We're considering using a turnkey video surveillance / time-lapse archive service for on-demand surveillance of a small construction project (about 30 acres). Since there is little in-house experience in this area, it seems to make sense to pay a premium for an all-in-one solution, instead of accepting the risk of trying to run it in-house.
Even so, I need to perform the due diligence to ensure we won't pay an excessive fee, or get stuck with something unusable, when we might have been able to put the pieces together manually.

It looks like 4 or 5 cameras should provide comprehensive visibility.

So, the purpose of this post is to get feedback about using a service solution provider (e.g., Earthcam, Oxblue) versus an in-house configuration. I also have a couple general questions about camera capabilities.

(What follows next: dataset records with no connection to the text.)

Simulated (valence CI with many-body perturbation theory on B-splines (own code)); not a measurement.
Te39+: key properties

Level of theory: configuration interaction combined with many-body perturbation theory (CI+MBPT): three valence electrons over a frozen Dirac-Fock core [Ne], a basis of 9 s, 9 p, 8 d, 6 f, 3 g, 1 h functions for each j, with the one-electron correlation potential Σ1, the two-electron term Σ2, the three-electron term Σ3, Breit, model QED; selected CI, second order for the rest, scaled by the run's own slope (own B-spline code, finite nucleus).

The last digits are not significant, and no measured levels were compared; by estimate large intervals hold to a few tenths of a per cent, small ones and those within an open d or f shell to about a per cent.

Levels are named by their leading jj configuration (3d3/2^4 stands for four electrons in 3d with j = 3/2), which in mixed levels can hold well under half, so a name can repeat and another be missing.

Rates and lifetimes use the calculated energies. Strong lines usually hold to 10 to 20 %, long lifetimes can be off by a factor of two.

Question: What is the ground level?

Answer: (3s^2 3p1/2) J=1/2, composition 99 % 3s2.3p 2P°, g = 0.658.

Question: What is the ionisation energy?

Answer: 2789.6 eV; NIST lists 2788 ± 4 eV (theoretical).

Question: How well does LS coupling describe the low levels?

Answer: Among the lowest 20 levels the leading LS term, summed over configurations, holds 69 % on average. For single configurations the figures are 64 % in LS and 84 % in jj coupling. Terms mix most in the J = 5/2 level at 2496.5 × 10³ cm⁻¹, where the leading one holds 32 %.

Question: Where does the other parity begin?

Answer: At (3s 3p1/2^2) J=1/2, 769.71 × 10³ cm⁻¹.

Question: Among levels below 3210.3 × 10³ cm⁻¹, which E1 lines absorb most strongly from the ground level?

Any feedback on these points will be greatly appreciated:

- It appears the trend for communication is to connect each camera directly to the comm carrier via 4G, instead of connecting them to an intermediate on-site controller first [?]. If you only have a few cameras, it would seem ok to pay for the data plan / hosting per-camera. But at some point (e.g., say you had 16 cameras), you'd want to connect them to an on-site controller (not necessarily a recorder), then connect the controller to the ISP -- right?

- Camera technology seems to be changing rapidly [?]. Will cameras purchased today be worth using / maintaining in one or two years?

- We have fulltime IT resource. How complex (or simple?) is it to host a VMS system? I see where AWS has a couple marketplace offerings...

- The consumer-grade camera market (Arlo, Ring, etc.) offers hosting with the camera. Is that true of the commercial market too? I guess what's being asked here is why pay the premium for a service provider's VMS, if you can use the one that comes with a purchased camera.

- Any camera have a screen wiper or blower for raindrops?

Thanks very much for your patience, and for any feedback you can provide.